My heart nonetheless wears thin when I hear of the ravages of ISIS and their subordinate Boko Haram, and of their desire to wage a holy war with the west. This is not only because I know they have already hurt and killed so many – mostly Muslims themselves, who beg reprieve of western nations and are spited – but because I know that there are within the west, within America especially, Christians who want the very same war. I know because I was educated to be one of them. I know how they think. I know what they want. I know that they sincerely believe that the end of times is at hand, and hence Satan is rallying for one final attempt to destroy Christianity. I know that they are utterly convinced that they cannot lose, for theirs is the cause of the Lord, and that – that is the most terrible thing that an embittered sect with a stockpile of weapons and a grudge against the very concept of secular government could ever believe. We are one very small step short of the endless arsons and broken windows and guns draped in the Confederate flag becoming the Christian ISIS.
From the earliest moments of my education, I knew that the Christians, that is to say, the True Christians, my culture within the American culture, final bastion against the deceits of Satan, were preparing for war. I was told in the first grade to be prepared to be tortured and martyred for my faith, because every True Christian might be called upon to fulfill this honor before the moment of Rapture. I learned many songs about marching in the army of the Lord.
I eventually escaped the grip of this isolated world, and have the psychiatric breakdowns to prove it, but fundamentalist far-right Christianity defined my childhood and hence is “my culture” in a way nothing else could ever be. I can slip in among them, this culture that I repudiate, and listen to them fume about the wickedness of the secular world filled with Muslims and Hindus and atheists and false Christians worshipping at the throne of Satan. They will spew sexism and racism and homophobia and assume that I agree with them – expecting me to consent to the sexism even as a woman, but completely unaware that I am bisexual or that one of my loving partners is anything but white. My mother once told me that Liberty University’s renowned hatred for gay people was no reason to refuse to apply for a job there. That was the night she found out I was not straight. It did not go well. She blamed the perverse influence of my new friends at a not-Christian-enough college, unaware that I had realized this about myself halfway through high school, and cowered tearfully before what I expected to be a wroth and vengeful god.
I have heard of the need to forcefully avert the dwindling of the white race. I have heard of the “one bullet cure” for homosexuality. I have heard of the need to rescue the office of the presidency and restore America to a Christian state. I have heard of the righteousness of being prepared to protect Christendom with armed resistance when the present secular government springs its fatal trap. I have heard of the eschatological obsession over Jerusalem and the ever-nearer apocalypse. I have heard, in short, of extremists preparing for war.

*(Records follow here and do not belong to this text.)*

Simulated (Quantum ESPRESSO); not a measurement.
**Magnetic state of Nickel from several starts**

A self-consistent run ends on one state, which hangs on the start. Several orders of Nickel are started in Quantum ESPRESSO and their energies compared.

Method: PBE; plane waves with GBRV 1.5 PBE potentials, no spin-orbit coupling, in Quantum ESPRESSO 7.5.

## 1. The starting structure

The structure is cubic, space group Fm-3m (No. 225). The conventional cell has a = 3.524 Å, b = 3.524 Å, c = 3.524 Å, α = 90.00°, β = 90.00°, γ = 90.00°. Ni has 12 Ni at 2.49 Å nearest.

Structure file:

I am for many years now an atheist, but more importantly a secular humanist, of the sort my theology teacher specifically warned me were vile agents of Satan. My doctrine is peace and my dogma is the celebration of the human spirit. When I first left the faith I was of course angry and hurt, and it took a few years to burn through my rage at the system that had tried to hold me in subservience to patriarchy and white supremacy disguised as “wholesome values.” I am still angry, and very bitter, but now I can see clearly from the outside – and see what others, Christian or otherwise, truly believe. I believe that Islam as a philosophy has problems, and I believe the very same about Christianity; in fact I believe they have largely the same problems, expressed in slightly different ways. My theology teachers in high school went to great lengths to “prove” that Christians and Muslims do not worship the same god and have nothing in common outside that fateful moment in the camp of Abraham. They loathed the idea of being considered anything like a Muslim in the utmost. They preached the compassion of conversion but were openly accepting of the notion that almost every single one of the billion Muslims upon the earth would end up burning in hell for ever and ever and ever because of their false god and their false prophet and their false book.
The books – the Bible and the Quran – are often mistaken by outsiders to the faiths as the cause of hatred, oppression, and extremism. They are not the cause: they are the excuse. Almost any opinion can be justified by emphasizing some part of these long, complex texts and ignoring others. I know all too well how Christian fundamentalists ignore that there is “neither Jew nor Greek, there is neither bond nor free, there is neither male nor female” or that “it is easier for a camel to go through the eye of a needle than for a rich man to enter into the kingdom of God.” I know how they revel in the fantasies of the blood of everyone but the True Christians running as deep as a horse is tall. They gleefully read entire shelves of end-times torture porn – I know because I did so, and so did most of my peers. Liberty University proudly names entire buildings after the authors of these gory fantasies.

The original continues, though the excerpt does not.